There I was, enjoying my morning espresso on a random morning in March 2022 when my phone rang.

Ugh, an unknown number. I hate unknown numbers. Should I pick it up? Don’t really want to— just focus on the coffee. Ah, screw it, I might as well just answer…

-“Hello, this is Fede.”

-“Hi there, my name is Victoria. I’m a student at the NTNU School of Entrepreneurship. You don’t know me, but I’ve heard a lot about you.”

Her voice was bubbly, full of childlike enthusiasm. I could sense a bit of nerves, too.

She continued:

-“I think you can help my co-founder, Eirin, and I launch Naya, our social startup in India.”

What badass girls!

I was smitten — and the rest is history.

Entrepreneurship Lesson # 1: You need not go at it alone so reach out and connect with people who might be able to help your mission, even if you don’t know them. Nine times out of ten, you’ll flatter them. I know I was.

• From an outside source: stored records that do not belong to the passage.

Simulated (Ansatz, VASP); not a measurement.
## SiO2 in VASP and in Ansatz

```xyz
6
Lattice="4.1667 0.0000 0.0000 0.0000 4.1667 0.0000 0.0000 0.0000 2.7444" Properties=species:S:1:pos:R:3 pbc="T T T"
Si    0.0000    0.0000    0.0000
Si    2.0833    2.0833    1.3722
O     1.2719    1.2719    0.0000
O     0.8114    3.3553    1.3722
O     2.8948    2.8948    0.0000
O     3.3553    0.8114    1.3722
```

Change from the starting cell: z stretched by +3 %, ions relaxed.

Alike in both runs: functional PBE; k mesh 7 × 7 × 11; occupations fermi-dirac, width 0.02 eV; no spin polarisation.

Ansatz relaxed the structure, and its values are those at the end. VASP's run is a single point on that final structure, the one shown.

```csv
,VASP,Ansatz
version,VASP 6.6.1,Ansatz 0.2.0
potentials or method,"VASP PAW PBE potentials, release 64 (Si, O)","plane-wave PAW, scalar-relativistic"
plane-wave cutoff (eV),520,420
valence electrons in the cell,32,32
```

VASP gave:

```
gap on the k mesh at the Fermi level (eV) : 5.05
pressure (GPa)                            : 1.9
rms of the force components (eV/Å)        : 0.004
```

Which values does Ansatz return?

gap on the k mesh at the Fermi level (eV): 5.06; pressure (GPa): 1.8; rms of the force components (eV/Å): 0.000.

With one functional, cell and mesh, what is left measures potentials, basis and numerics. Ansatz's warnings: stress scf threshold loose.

Soon after this short call, the three of us began meeting routinely and jelled quickly. During one of our first pow-wows, we massaged NAYA’s mission, which eventually became: to accelerate dignified employment worldwide, through developing people and technology.

Eirin quickly explained though, that during the very early days, technology wasn’t part of the equation. She had traveled to Dehradun in Northern India for charity work in 2017 and had met several women living in the Bindal slum who had made a powerful impression on her. They were resilient and strong yet faced seemingly insurmountable challenges.

She had a deep yearning to help and felt that dignified work would be a good place to start. What kind of work, though, was still to be determined. At first, she focused on handicrafts, teaching them how to knit woolen socks and make bracelets to sell on Facebook. She quickly realized that this strategy lacked scalability. After a couple of months, she left India disappointed but not completely dissuaded.

Eirin went back to her university work but couldn’t get the women she had met in India out of her head. She stubbornly tossed around different approaches. She decided to go back to India to try a new approach: to establish a clothing brand and production house. Despite devoting nearly three years to this pursuit, she could not shake a growing sense of dissonance. The fashion industry felt like a bad fit, failing to resonate with her core vision of empowering women.

It wasn’t until an ideation session with Victoria, whom she would meet in 2021, that they landed on digital labeling services as a form of dignified—and scalable—employment.

Entrepreneurship Lesson # 2: Resilience is not about bouncing back. It’s about bouncing forward. Growth from setbacks and failures—and having the required stick-to-itiveness—is the stuff of great innovators.

During one of our long breakfasts together, I asked Eirin and Victoria the cliched yet still important question any advisor worth his salt would ask:

— “Why do you really want to launch NAYA? What’s truly driving you?”

Victoria quickly leaned forward with a twinkle in her eye. Right when she was about to say something, she hesitated and became somber. A tear slowly rolled down her cheek. And then another, and another. Her voice cracked:

— “There’s nothing that drives me more…”

She paused and took a couple of deep breaths.

— “than to offer real opportunities to thrive to those who’ve been left behind.”

I was caught off guard. It really wasn’t what she said that shook me. It was how she said it. There was a profoundness to it, a real conviction, that I wasn’t expecting from a twenty-three-year-old.

Her upper lip shook as she continued:

— “My purpose is not only to help a handful of women. I want to empower millions.”

Eirin quickly turned to her. They looked at each other for a short while, smiled peacefully and embraced.

As I sat on the opposite side of the restaurant table, failing miserably to hold back my tears, I thought to myself:

I am 100-fu**ing-percent in.

A couple of weeks later I became NAYA’s first investor.

Entrepreneurship Lesson # 3: Vulnerability and authenticity are your superpowers. Being utterly raw and speaking from the heart when it matters…really matters.